5. The consequence of the OEC’s determination to recommend the appointment of the 6th woman member left the parties deadlocked at 26 seats apiece.
6. This Court, on appeal, ruled on 2 June 2021 that the OEC could only recommend the appointment of the sixth woman as an additional
member after all the electoral petitions and by elections, if any, had been completed, because it was not inevitable that recourse
to the constitutional guarantee of 6 seats was needed. More women candidates might successfully win a by election of a seat vacated
following a successful electoral petition against a winning candidate.”
- Lastly, in Tuua & Ors v Leota & Ors [2022] WSCA 4, the Court of Appeal was principally concerned with the interpretation of article 44 of the Constitution in two key respects: (i)
the minimum women’s representation and the application of article 44(1E); and (ii) the method of calculating the “highest
number of votes” in accordance with article 44(5). The timing of appointments was not directly at issue, though the referred
by way of background to the appointment of women members after completion of by-elections.[2]
E. Are these Judgments Binding on this Court?
- In Police v Faulkner [2005] WSSC 4, Sapolu CJ in a proceeding before the Supreme Court stated:
- “Judgments of the Court of Appeal are of course binding on this Court. And when it comes from a world renowned jurist and highly
respected Judge as Lord Cooke of Thorndon, as His Honour is now, it merits the full authority of the doctrine of stare decisis.”
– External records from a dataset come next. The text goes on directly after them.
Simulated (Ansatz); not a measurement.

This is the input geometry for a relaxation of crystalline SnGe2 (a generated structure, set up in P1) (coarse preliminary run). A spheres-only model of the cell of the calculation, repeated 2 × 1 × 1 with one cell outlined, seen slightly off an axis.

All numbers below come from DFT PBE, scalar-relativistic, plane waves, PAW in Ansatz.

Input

- The doctrine of stare decisis is a fundamental principle in Samoa’s legal system, where the Court of Appeal sits at the apex. The doctrine ensures that decisions
of higher courts are binding on lower courts, promoting consistency, predictability and stability in the legal system. This Court
is bound by the decisions of the Court of Appeal.
F. Can this Court Distinguish the Court of Appeal Judgments
- The applicants case is that Parliament cannot properly convene pursuant to article 52 without first meeting the women’s quota
requirements. The applicants therefore ask this Court to “distinguish” the earlier judgments of the Court of Appeal,
applying the statutory interpretation doctrine of “harmonious construction”. Relying on the clarification by the Court
of Appeal in Electoral Commissioner v FAST Party [2021] WSCA 5 (25 June 2021), this Court can distinguish the Court of Appeal’s decision in Electoral Commissioner v FAST Party [2021] WSCA 2 (2 June 2021), as:[3]
- “12. The Court of Appeal decision was decided on its merits and the arguments that were advanced before the Court at the hearing.
It did not rule on the interaction between articles 44(1A) and 52....”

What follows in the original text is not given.